CloverDew opened a new pull request, #10502:
URL: https://github.com/apache/seatunnel/pull/10502

   ### Purpose of this pull request
   Implement dirty data collection framework to record and handle dirty records 
across SeaTunnel sinks, enabling configurable collectors, validators, SPI 
extensions, and threshold-based failure policies.

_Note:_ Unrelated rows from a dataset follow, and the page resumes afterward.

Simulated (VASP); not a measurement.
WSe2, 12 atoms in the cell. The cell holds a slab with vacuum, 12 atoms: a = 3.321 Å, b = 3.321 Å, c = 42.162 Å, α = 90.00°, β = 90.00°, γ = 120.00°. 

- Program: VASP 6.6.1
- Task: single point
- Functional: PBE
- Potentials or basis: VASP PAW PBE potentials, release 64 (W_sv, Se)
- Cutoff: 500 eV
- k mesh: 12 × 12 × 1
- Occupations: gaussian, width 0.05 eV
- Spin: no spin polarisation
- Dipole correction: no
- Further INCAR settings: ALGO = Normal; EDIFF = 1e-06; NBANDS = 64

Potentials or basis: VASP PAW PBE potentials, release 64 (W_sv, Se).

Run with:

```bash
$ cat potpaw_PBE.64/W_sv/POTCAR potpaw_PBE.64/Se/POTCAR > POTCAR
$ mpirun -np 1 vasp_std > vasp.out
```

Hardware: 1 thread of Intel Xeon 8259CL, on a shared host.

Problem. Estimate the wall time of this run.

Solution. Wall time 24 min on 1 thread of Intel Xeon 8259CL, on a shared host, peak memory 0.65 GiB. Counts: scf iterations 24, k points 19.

   **Design from:** https://github.com/apache/seatunnel/issues/4587
   
   ### Summary of changes
   
   - Add `DirtyRecordCollector` interface with overloads, init, validation 
integration, and threshold support.
   
   - Implement `LogDirtyRecordCollector`, `NoOpDirtyRecordCollector`, and 
example SPI collector `CountingDirtyRecordCollector` with providers.
   
   - Add `DirtyDataValidator` SPI and `ValidatingDirtyRecordCollector` wrapper 
to support user-defined validation rules.
   
   - Add `DirtyRecordCollectorFactory` and `DirtyCollectorConfigProcessor` to 
merge env and sink configs, instantiate collectors/validators and inject into 
sink writer context.
   
   - Integrate collector initialization and propagation into engine/translation 
layers so writer contexts receive a collector instance.
   
   - Add unit and e2e tests and example configs for built-in and custom 
collectors/validators.
   
   ### Architecture
   
   - Config-driven: collector and validator configured under 
`env.dirty.collector` / `env.dirty.validator` or per-sink `dirty.collector` / 
`dirty.validator`. `DirtyCollectorConfigProcessor` merges env and sink configs 
and prefers sink-specific config.
   
   - SPI extensibility: collectors and validators discovered via Factory/SPI. 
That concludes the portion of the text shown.